World Cup fever: bad for business?

The country is in dire financial straits and businesses cannot afford a major interruption to their trading. 

Unlike the extreme snow earlier this year or the recent volcanic ash-cloud fiasco, we’ve known this tournament has been coming since the day England qualified for the finals.

Sporting events like this, and in particular football, do throw a huge curveball at businesses because they have the ability to affect even the most conscientious employee when they get a dose of World Cup fever.

A flurry of advice and surveys have been issued by business organisations spreading fear and doom that the country will grind to a halt during the tournament.

This may be the case for any business that hasn’t done any planning, but, like with most things, applying a little common sense can go along way.

Any firm that’s only just starting to think about this issue in the week before the big kick off will struggle. 

Employers have to be clear with their staff that unplanned absences will not be tolerated and taking a sickie on a matchday or, even worse, to recover from the post-match celebrations will be dealt with as they would be at any other time of the year.

But, by putting in place a few measures like organised flexible working, shift swap schemes and having TVs in communal areas to show the games, businesses can ensure employees can make the most of the World Cup without compromising the needs of the firm.

While businesses have no obligation to cater for employees’ desire to watch the World Cup, it does present an opportunity to boost morale among workers who have been affected by the recession.

I think it’s important that employers take the view that the World Cup provides an excellent opportunity to increase goodwill among employees and not just a potential menace to productivity.
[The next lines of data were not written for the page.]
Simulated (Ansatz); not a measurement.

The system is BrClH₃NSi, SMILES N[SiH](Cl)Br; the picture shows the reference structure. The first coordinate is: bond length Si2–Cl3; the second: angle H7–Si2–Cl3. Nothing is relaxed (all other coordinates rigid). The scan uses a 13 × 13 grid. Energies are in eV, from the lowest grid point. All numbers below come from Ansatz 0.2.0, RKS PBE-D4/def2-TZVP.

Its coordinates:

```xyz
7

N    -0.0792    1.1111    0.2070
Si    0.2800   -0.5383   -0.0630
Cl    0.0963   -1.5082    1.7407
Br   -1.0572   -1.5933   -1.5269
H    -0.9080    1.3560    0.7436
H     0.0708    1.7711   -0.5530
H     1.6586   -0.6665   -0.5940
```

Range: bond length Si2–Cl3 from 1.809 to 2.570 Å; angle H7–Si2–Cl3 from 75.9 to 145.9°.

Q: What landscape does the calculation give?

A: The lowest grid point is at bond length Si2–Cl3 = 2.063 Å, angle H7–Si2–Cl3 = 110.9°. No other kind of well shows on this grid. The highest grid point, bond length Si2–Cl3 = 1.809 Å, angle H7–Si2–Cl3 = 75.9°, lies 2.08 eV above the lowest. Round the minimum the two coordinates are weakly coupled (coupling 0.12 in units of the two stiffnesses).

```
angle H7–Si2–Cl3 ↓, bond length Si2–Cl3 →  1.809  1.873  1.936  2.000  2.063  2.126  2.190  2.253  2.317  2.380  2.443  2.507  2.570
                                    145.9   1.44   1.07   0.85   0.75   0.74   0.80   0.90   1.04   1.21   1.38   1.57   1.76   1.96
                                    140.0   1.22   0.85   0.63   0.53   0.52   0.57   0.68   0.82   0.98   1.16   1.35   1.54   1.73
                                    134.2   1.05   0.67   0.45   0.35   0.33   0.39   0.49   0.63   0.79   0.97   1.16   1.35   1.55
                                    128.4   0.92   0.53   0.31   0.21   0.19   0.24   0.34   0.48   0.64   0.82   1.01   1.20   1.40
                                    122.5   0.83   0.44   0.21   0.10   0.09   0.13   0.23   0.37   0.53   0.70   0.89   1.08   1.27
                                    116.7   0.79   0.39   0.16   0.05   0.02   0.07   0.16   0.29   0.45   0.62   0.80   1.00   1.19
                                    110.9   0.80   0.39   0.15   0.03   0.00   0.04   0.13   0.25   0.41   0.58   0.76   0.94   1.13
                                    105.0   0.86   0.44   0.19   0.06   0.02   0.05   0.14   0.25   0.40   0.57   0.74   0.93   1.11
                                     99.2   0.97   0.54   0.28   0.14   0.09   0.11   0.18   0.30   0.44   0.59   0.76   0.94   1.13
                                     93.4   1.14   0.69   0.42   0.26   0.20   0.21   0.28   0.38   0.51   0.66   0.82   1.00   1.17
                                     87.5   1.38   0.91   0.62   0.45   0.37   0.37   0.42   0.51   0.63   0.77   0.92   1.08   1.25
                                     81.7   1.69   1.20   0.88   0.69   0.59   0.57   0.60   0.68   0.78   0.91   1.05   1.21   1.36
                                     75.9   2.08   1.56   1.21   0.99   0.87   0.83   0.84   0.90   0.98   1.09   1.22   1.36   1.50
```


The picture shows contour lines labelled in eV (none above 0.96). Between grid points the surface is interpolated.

Hopefully, the World Cup will create a strong feel good factor and businesses that embrace the tournament have the perfect opportunity to build stronger relationships with their staff.

Our canteen at Pimlico Plumbers will become a World Cup destination for our guys who are between jobs and shifts.  We’ll be showing all the games and I’m sure there’ll be an excellent atmosphere around the place.

This morale booster will also be felt across the whole population and it has been predicted there will be a £2 billion spending spree if England do well – and if we win it will be even better.